Something happened at the Jacob Javits Center on July 20, besides the resounding rejection of the six World Trade Center redevelopment plans put forward by the Port Authority and the Lower Manhattan Development Corporation. Close to 5,000 New Yorkers had the opportunity to give direct input on public policy. “The general public had a chance to speak out in a thoughtful and considered way,” said Robert Yaro, executive director of the Regional Plan Association and one of the leaders of the Civic Alliance, the group that convened the event. “If you give concerned citizens the facts, they will think and do the right thing. It’s a Jeffersonian democracy.” Organizers claimed it was the largest town meeting in the nation’s history.
The “Listening to the City” event had its intended effect: The two rebuilding authorities are now under pressure to respond to public opinion of their site plans. But an ongoing public voice is hardly assured. With at least a decade of rebuilding to come, the Civic Alliance now has to figure out how to keep going. “The question is whether this is a home run in the first inning or we’ve just won the first game and have the whole season left,” said Ron Shiffman, executive director of the Pratt Institute Center for Community and Environmental Development and a member of the Civic Alliance steering committee.

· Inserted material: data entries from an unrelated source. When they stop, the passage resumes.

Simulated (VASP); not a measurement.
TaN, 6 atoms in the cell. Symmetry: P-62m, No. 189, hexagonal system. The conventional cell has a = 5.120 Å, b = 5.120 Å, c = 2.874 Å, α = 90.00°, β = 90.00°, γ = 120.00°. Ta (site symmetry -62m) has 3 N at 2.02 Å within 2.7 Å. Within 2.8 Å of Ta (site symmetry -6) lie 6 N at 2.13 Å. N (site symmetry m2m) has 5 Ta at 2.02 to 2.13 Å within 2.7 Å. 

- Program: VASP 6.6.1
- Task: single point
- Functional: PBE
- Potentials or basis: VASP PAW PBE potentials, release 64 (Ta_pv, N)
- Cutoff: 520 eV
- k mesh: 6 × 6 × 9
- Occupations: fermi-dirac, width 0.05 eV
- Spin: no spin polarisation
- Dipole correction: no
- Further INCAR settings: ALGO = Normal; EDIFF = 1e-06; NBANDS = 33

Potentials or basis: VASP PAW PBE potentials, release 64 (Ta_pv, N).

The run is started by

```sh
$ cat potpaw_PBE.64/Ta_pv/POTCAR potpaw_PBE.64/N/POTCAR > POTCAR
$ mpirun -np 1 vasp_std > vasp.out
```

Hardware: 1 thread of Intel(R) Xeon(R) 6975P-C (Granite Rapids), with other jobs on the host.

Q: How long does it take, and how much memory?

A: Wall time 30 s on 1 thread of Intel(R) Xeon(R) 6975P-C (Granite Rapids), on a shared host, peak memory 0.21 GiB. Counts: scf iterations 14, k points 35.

The public can join that discussion, too, at a Civic Alliance meeting this Wednesday. According to Shiffman, the group’s steering committee last week came to a “great deal of consensus” over ideas aired at the town meeting, including the need for low-income housing downtown and for an open competition for new site development plans.
Indeed, Yaro anticipates that developing alternatives to the unpopular LMDC proposals will be a big part of what the Civic Alliance will do. He expects the group to keep the public voice loud through mechanisms like forums, community planning workshops, and the Listening to the City web site. Adds Yaro, “We’re going to be an advocate for the City Planning Commission to take a look at all of downtown,” not just the 2.5 percent of lower Manhattan at Ground Zero.
To do all that, the Civic Alliance now needs to raise a good deal of money. It already spent $2 million on Listening to the City alone, and another $1.5 million is committed to other efforts to influence the planning process. It also has to maintain the interest and involvement of 75 member organizations, ranging from immigrant and labor groups to real estate lobbyists.
Not everyone spoke of Saturday as a model of democracy. For Eva Hanhardt, director of the Planning Center at the Municipal Art Society, the level of real input available to the public was limited by having participants react to completed plans rather than propose what a plan should entail. “Time will tell if in fact what happened leads to a vision that includes what the public wants,” she said. “I think it was important. But public participation, to be vital, must have many different avenues. If decision makers will only listen when you have 5,000 people and electronics, we will have lost more than we gained.”